The poster reminds me of the movie, An Affair to Remember, with Deborah Kerr and Mr. Suave, Cary Grant. It represents an era when good service was the norm and casual dress didn’t mean sweatpants. When Americans were welcome in every corner of the world, except maybe the U.S.S.R. and Cuba.

The poster depicts couples on a romantic beach outing with the ship moored in the background. Aside from the beautiful artistry, the elegantly casual attire of the picnickers grabbed my attention. Two of men are in sportcoats, the women in dresses or capri pants.

My practical side asks, “Who would dress like that to sit on the beach?” 

The poster, printed in 1961, when most women still wore girdles and wouldn’t be caught dead in public wearing rollers in their hair, depicts a time when packing for a trip meant steamer trunks, train cases and hatboxes, not a carry-on that fits in the overhead bin.

I have a friend who takes several cruises a year. (Hola, AC!) I’ve only been on two, both to the Caribbean, ages ago.

Accompanied by my aunt, uncle and cousin, I went on my first cruise in the mid-seventies. I wish I could say I looked as elegant as the people in the poster, but to my credit, I did manage to fit everything into one suitcase.
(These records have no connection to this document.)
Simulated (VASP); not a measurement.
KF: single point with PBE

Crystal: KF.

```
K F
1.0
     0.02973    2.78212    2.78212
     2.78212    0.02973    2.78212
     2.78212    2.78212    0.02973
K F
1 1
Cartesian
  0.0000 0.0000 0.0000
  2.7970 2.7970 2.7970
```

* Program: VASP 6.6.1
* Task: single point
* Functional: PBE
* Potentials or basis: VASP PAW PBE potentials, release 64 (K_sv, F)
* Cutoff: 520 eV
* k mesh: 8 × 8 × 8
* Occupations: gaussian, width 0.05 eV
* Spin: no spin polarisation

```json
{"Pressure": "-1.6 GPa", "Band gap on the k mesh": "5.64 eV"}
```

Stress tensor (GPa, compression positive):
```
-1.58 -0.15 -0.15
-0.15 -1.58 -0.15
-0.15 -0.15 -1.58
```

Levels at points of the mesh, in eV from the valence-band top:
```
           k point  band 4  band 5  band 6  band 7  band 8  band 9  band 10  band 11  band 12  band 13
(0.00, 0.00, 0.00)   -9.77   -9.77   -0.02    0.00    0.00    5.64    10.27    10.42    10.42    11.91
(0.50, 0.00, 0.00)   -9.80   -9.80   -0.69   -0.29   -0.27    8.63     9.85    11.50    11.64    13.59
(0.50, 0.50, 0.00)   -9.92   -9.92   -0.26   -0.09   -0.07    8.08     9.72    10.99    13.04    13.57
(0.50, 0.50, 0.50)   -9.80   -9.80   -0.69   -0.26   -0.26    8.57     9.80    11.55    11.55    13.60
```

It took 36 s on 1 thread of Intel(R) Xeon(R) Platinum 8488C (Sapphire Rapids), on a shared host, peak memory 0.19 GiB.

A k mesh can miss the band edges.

My aunt is an excellent seamstress. She and my uncle always wore matching his and her shirts she’d sewn. The dress code for the ship’s dining room for the dinner seating required that men wear sportcoats, women in dressy pantsuits or dresses.

The Captain’s Dinner was the night everyone dressed their best.

Like most girls my age, I was picky about my clothes. I had planned to wear a long, pale yellow dress I’d made to the Captain’s Dinner. However, my aunt insisted I wear a dress she’d made for me. Not a problem until I discovered that she’d made a dress for herself from the same fabric and matching shirts for my cousin and uncle.

Standing together, the four of us resembled a sofa.

Embarrassed doesn’t begin to describe how I felt. I was at that awkward age, a seventh-grader, who didn’t want to draw attention to herself. As we made our way from the cabin to the dining room, we garnered lots of comments. 

And worse, instead of being whisked away to our table, we had to wait in line with the other passengers, none of whom wore matching outfits, to get our picture taken with the captain by the ship’s photographer. (No, I’m not posting the pic.)

I remember a girl my age staring at me with a smug smile on her face.  

My aunt, who’s like a second mother to me, has a very special place in my heart. I wouldn’t think of saying no to her. And although I endured remarks about matching outfits for the rest of the cruise, I had a great time. As a young foodie-in-training, the best part about the trip was the fabulous food. I tried things I’d never had before, like hearts of palm salad, baba au rhum cake and lobster thermidor.   

Have you ever been on a cruise? What’s your idea of a great vacation?